Whenever any difficulty or trouble arises we usually blame it on some other person or object. Nations accuse other nations of causing conflict, and even dogs blame their troubles on other dogs. However, it is entirely incorrect to blame someone else, because the true enemy deserving this blame is the self-cherishing attitude that we have always had within us.
We consider ourselves to be very precious and important, and such attachment and dedication lead each of us to commit many unskillful deeds aimed solely at bringing us temporal pleasure and comfort. When we do not possess something we desire, or when danger threatens something to which we are attached, we react with aggression and selfishness. By acting in such a self-centered way, we accumulate negative karmic propensities that will arise later as misery.
Even among nations, many unwholesome deeds are perpetrated for similar self motivated reasons. For instance, a nation with imperialistic attitudes wages war over territories belonging to other people with the motivation of exploiting their resources for its own selfish ends. Conversely, a country will fight to defend itself from external aggression because it fears the loss of its own territory. However, in so doing it creates only more conflict and misery. Even when two small insects fight, their reasons are the same, and we too commit many self-centered actions for similar aggressive or defensive reasons.
In our present situation as human beings born into the era of degeneration, most of us have accumulated strong adverse imprints on our streams of consciousness and thus have many karmic debts to pay. We must recognize that all our faults and problems are actually within us. The principal cause of them is the ignorant self cherishing attitude that narrows our attention to only one person: our own self. When we feel uncomfortable from even a slight thirst or discomfort in the heat, our self-centered attitude desiring immediate relief from this annoyance leads us to crave a cold drink. Yet our self-cherishing attitude allows us time for only brief and comparatively unsympathetic thoughts for the numberless beings who have greater misfortunes than we.
The accumulation of karmic debts that we owe other beings can be terminated either through intensive meditation or by our own acceptance of the fruit of such debts. This last method is the easiest and is the technique taught in this text.
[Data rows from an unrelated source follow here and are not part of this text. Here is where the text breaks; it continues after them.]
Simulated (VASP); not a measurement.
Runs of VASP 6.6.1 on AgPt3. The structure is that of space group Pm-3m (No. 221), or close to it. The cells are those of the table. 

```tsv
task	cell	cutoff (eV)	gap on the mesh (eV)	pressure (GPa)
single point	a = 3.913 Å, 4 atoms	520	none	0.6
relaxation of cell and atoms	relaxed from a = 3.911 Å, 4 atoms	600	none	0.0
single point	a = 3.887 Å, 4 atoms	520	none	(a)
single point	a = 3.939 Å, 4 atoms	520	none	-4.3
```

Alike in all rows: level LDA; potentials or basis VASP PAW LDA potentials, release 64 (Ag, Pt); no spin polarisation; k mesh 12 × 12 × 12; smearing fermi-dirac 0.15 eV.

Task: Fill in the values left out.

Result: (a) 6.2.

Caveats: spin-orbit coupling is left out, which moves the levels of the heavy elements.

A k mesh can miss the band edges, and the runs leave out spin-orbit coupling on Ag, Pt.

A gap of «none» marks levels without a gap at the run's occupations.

We should view any person who appears to be harming us as an intermediary who, in causing us difficulty, frees us from a more serious ripening of our past unskillful actions. In such situations those who harm us are, in reality, our benefactors. We should constantly remember their kindness in showing us, as our spiritual teacher does, that the burdens heaped on us are actually the results of our own actions. For instance, if we had a debt and our creditor told us that to cancel it we need take only a slap in the face, we would see this person as kind for letting us off lightly. In the same way, harms inflicted by others help us eliminate karmic debts that may otherwise ripen in more serious ways.
Therefore, the true object that we must recognize as our greatest enemy, deserving all the blame for any misery we may experience, is the self-cherishing attitude we hold within us. In addition, we should always remember the kindness of other beings, whatever their character may be. Whether they appear to be harming or aiding us, they are always assisting us in the elimination of accumulated karmic debts. Never think that this is merely a pleasing or euphemistic way of interpreting events, for this is the actual way things are.
All suffering, all sickness, loss of wealth, involvements with the law and so on, are without exception the result of clinging to the ‘I’. We should not blame anything on others. Even if some enemy were to come and cut our heads off or beat us with a stick, all he does is provide the momentary circumstance of injury. The real cause of our being harmed is our self-clinging.
A basis for ego-clinging has never at any time existed. We cling to our ‘I’, even when in fact there is nothing to cling to. We cling to it and cherish it. For its sake we bring harm to others, accumulating many negative actions, only to endure much suffering in samsara, in the lower realms, later on.
It is not possible to point to a moment and say, ‘This was when I started in samsara; this is how long I have been here.’ Without the boundless knowledge of a Buddha, it is impossible to calculate such an immense period of time.
Our minds which cling to the illusion of self, have brought forth misery in samsara from beginningless time. How does this come about? When we come across someone richer, more learned or with a better situation than ourselves, we think that they are showing off, and we are determined to do better. We are jealous, and want to cut them down to size. When those less fortunate than ourselves ask for help, we think, ‘What’s the point of helping a beggar like this? He will never be able to repay me. I just can’t be bothered with him.’ When we come across someone of equal status who has some wealth, we also want some. If they have fame we also want to be famous. If they have a good situation, we want a good situation. We always want to compete. This is why we are not free from samsara: it is this that creates the sufferings and harm which we imagine to be inflicted on us by spirits and other human beings.
The degree of self-clinging that we have is the measure of the harms we suffer. It is only if we really have the wish to put an end to the ego-clinging which has brought us pain and loss from beginningless time —it is only then that we will be on the path to enlightenment.